Pascal's Law

Pascal's Law

Statement: It states that the pressure or intensity of pressure at a point in a static fluid is equal in all directions. This is proved as:

Fig. Force on a Fluid Element

 The fluid element is of very small dimensions i.e., d_x, d_y and d_s. Consider an arbitrary fluid element of wedge shape in a fluid mass at rest as shown in Fig. Let the width of the element perpendicular to the plane of paper is unity and P_x, P_y and P_z are the pressures or intensity or pressure acting on the face AB AC and BC respectively. Let ∠ABC = Ɵ. 

Then the forces acting on the element are:

1.     Pressure forces normal to the surfaces, and

2.     Weight of element in the vertical direction.

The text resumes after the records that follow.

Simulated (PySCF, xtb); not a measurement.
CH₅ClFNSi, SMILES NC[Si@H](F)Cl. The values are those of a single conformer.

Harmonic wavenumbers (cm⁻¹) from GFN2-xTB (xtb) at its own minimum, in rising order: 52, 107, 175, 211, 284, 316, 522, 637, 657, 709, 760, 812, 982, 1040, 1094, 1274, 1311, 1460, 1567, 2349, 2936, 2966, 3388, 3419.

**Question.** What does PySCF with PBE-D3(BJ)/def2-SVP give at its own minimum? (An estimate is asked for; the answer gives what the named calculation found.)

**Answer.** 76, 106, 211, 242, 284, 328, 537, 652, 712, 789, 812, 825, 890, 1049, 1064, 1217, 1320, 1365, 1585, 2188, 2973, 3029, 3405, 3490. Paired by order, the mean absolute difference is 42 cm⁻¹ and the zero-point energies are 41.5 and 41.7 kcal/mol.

The forces on the faces are:

Force on the face AB                        = P_x × Area of face AB

                                                          = P_x × d_y × 1

Similarly force on the face AC         = P_y × d_x × 1

Force on the face BC                        = P_z × d_s × 1

 Weight of element                            = (Mass of element) × g

                                                          = (Volume of ρ) × g = ((AB × AC × 1)/2) × ρ × g,

Where ρ = density of fluid.

Resolving the forces in x-direction, we have

                 P_x × d_y × 1 - P (d_s × 1) sin (90० - Ɵ) = 0

                              P_x × d_y × 1 - P_z d_s × 1 cosƟ = 0.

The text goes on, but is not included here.